You can calculate the distance of the object "by the sound it produces" with one microphone, if you know the time when the sound was produced and can compare it to the time when the sound was received, correcting for all other latencies in your system.
If you don't have this information, you need at least two microphones, and then you can compute the distance of the object by using the different times the signal arrived at the microphones to triangulate its position.
Couldn't you give it a try by using JuceDemo's latency demo?
I'm thinking, attach a speaker on the otherside of a room, run the demo, move it closer, see what the differnece is samples WRT speed of sound / air pressure / temp / altitude etc?
The latency demo only works because it records the system time for emitting the sound, and then the system time for receiving it.
If you know exactly what sound is going to be played, you could examine the relative attenuation at different frequencies (high frequencies attenuate faster).
Otherwise there is no way to solve. You need to gather more information somehow.
Yes, I have tried but it's impossible with only one microphone.
I was going to use the mic of an android device to detect the sound of an object and calculate its distance from the device.
The problem is that the device has only one microphone and this makes it impossible. Maybe there is another way to measure it but till now I haven't found how to.
That's why we have two ears to survive evolution... ;-)
But if you create the impuls yourself and measure the echo, it might work, because the impulse is once where your device stands and comes again in two times the distance.
All other approaches are only working with a lot of assumptions (like frequency attenuation as pi said) or if you know the "wetness" of the room, then the percentage of dry signal to environmental reverb can also give hints. Also timing of early reflections helps to get an idea of positions in space and the environment.

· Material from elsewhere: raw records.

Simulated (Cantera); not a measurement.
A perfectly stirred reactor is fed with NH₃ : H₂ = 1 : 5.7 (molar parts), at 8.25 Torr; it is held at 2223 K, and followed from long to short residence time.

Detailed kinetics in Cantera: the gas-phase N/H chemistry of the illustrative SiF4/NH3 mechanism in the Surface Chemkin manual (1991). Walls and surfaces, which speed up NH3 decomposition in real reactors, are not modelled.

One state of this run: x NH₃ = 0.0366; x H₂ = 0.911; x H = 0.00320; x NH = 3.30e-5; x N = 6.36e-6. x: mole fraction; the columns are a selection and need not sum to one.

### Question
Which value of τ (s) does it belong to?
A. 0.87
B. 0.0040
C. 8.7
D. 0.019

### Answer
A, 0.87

The possibilities increase drastically if you have a second microphone. And last but not least, if you have an artificial head microphone, then you can also analyze "head related transfer functions", which uses knowledge of your ear form i.e. pinnae.
All these cues combined give an idea of surrounding. A thing your brain and ears are pretty good at. You realize how amazing it is, if you try to mimic this with your computer.
Reading again, i got another idea, if you can add an impuls with your IR led of your android device, then you can use the difference between sound speed and light speed, like you would in a thunderstorm: the difference between light and sound in seconds divided by three is about the distance in km.
They should add more microphones into the devices ( at least 2 ). I had a beautiful idea and as I understand now its impossible to achieve it.
" if you can add an impuls with your IR " - maybe I didn't understand you well but even if this is possible it will be very hard to get the correct distance.